A system is needed where users can set groups and permissions without the need of going to the sysadmin.
Access Control Lists of Windows NT, Solaris, Samba, etc
Associated with each object, there is a list of access rights.
Each element of the list consists of a principal/group and its permissions.
Example
| Eggert | rwx | -> | Nachenberg | r_x |
Advantage: It is more flexible, and allows users to manage permissions.
Drawback: Added complexity with list of access rights for objects.

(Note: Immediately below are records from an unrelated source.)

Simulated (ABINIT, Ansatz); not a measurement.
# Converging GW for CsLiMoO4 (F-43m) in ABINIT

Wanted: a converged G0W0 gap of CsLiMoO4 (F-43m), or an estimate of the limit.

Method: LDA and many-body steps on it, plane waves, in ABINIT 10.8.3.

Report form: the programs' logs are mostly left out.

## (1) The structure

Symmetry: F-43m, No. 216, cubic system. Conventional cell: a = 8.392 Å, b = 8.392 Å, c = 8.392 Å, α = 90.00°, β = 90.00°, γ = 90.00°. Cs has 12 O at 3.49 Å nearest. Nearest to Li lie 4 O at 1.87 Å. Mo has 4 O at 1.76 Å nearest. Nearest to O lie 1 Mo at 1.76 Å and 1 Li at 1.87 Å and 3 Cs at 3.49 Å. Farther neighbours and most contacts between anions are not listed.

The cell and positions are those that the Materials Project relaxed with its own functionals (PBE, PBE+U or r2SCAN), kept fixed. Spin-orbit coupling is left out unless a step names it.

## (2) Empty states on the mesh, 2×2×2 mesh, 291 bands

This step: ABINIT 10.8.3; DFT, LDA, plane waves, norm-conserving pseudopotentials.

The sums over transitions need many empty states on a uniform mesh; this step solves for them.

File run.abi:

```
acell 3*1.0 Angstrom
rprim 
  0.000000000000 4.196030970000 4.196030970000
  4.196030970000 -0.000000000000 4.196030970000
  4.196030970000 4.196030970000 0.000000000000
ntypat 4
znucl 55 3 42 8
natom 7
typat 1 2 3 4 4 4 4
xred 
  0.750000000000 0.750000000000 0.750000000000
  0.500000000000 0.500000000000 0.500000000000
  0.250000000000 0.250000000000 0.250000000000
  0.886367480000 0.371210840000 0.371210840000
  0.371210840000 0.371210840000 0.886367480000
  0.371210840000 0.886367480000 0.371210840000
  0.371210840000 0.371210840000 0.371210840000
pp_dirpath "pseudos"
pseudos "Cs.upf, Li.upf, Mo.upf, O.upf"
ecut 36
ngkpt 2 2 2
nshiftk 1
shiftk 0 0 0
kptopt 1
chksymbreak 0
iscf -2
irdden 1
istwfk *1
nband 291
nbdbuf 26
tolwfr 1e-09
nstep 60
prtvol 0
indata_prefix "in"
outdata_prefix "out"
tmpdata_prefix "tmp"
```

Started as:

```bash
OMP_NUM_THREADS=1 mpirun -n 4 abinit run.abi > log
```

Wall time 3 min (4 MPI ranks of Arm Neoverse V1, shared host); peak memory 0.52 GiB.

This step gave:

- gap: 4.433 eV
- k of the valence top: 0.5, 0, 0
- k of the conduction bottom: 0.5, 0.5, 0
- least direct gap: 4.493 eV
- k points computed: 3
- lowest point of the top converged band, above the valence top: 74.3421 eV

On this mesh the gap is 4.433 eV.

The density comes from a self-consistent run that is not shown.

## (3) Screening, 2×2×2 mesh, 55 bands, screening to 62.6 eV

Example: On Seasnet Solaris machines
$getfacl foo
user: rwx
group:r_x
$setfacl -s u::rwx,g::r—,o:— foo
Role-Based Access Control
Used in Oracle, Solaris Active Directory, etc.
Roles
- Can be assumed by users
- Sysadmin, student, professor, ...
- Access rights are tied to roles not principals
- You can lose/gain rights by assuming different roles
- Each session has its own roles
Commonly used for operations, not just objects
E.g. unlink("dir/dir1") - On solaris, you need root with sysadmin role to do this
(/) -> (dir) -> (dir1)
becomes
(/) -> (dir) (dir1)
dir1 is now garbage, this is considered unsafe
Capabilities
- Record for each process, which objects it can access, and what accesses are allowed
- Like ACLS
- Must be unforgiveable
- Must be examined on every access
- Therefore: OS support / Hardware support required
Ideas can be combined:
File descriptors - You can have write access to an "unwriteable file"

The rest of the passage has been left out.